You are probably familiar with the well-known statistic that, on average, the US stock market has historically performed better when a Democrat rather than a Republican occupies the White House.
I’ve always dismissed this factoid as one of the many spurious correlations that equity strategists like to dwell on during presidential elections. Well, I formally apologize for my arrogance and will take the “stocks prefer Democrats” statistic seriously from now on!
Sparked by a question at Pimco’s recent Cyclical Forum about whether Democratic recessions differ from Republican recessions, I compared the official National Bureau of Economic Research recession dates with American presidents’ terms of office.
The result was stunning: Nine of the past 10 US recessions occurred under a Republican president. The one exception (in 1980) was under Jimmy Carter and lasted just six months. (The Great Recession was already a year old when Barack Obama inherited it from George W. Bush, and it ended six months into his presidency.)
Moreover, not only do Democratic presidents generally not “do” recessions, Republican presidents seemingly can’t do without them. Fathom this: Each of the six Republican presidents since the Second World War presided over a recession, and some more than one – there were three under Trump’s self-declared idol, Dwight “Ike” Eisenhower, and two each under Richard Nixon and George W. Bush.
Why is it that Republican presidents and recessions appear so intricately linked? A Democrat might say it shows Republicans are either economically incompetent or simply don’t care about Main Street and the scars left by periods of high unemployment.
A Republican might say (or tweet) that it’s because Republican presidents have to clean up messes created by their Democratic predecessors. But an economist might suspect that Republicans have better understood the theory pioneered by Yale economist William “Bill” Nordhaus that it makes sense for a freshly inaugurated president to engineer a recession early on and then ride the recovery to maximize employment when up for re-election (see his 1975 article “The Political Business Cycle” in The Review of Economic Studies). It seems that Eisenhower, Nixon, Reagan and George W. Bush had read the Nordhaus paper – some even before it was published!
More seriously, we shouldn’t overstate a president’s ability to create or avoid recessions. Several Republican recessions were likely due largely to bad timing, including the influence of the Korean War in the early 1950s and the oil price shocks of 1973, 1979 and 1990. The Federal Reserve played an important role as recession-maker and breaker, too. And some Republican presidents indeed inherited unbalanced, overheating economies.
Can Trump buck the trend?
So what does all of this tell us about the likelihood of a recession under President Trump? In just a few days we intend to publish our economic outlook for 2017 for the US and other major economies.
For now, a few thoughts: Trump is inheriting neither runaway inflation and large deficits nor a financial sector that is building up huge leverage, so this suggests near-term recession risks are low. Nonetheless, I see two potential paths to a recession sometime over the next four years.

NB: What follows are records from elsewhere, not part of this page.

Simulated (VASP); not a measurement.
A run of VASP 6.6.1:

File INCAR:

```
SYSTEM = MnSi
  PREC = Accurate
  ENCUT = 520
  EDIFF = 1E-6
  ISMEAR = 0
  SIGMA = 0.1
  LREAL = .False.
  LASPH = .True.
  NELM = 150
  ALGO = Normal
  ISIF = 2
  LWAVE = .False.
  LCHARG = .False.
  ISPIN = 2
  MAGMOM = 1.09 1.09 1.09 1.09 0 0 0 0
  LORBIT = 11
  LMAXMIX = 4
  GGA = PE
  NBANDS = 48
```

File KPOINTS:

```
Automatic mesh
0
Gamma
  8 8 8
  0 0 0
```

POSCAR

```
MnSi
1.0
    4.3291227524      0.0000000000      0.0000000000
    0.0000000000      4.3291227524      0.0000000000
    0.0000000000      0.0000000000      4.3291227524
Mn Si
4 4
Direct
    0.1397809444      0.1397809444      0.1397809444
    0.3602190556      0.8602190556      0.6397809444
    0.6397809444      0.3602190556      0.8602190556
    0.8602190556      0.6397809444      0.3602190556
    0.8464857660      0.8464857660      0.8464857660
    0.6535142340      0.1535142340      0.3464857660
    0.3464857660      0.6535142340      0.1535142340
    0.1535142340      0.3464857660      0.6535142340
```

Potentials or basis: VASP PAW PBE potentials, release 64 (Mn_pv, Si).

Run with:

• First, if the new administration overplays the protectionist card and really starts a trade war with China, Mexico and others, the US economy could be hit by a severe tightening of financial conditions. This is a potential risk early on in the administration, given that it’s easier to move fast on trade policy than on fiscal policy, which requires congressional approval.
• Second, if the Trump administration gets serious on major tax cuts and public infrastructure spending, the stimulus wave in 2018-2019 could turbocharge an economy that is already at or close to full employment and would likely create significant wage and inflation pressures. And if a newly appointed more hawkish Fed leadership reacts by jacking up (real) interest rates aggressively, President Trump’s first term may well end up with “The Recession of 2020” that I wrote about (albeit tongue in cheek) earlier this year.
Simply put, Trump will be breaking with recent tradition if we don’t see a recession in the next four years.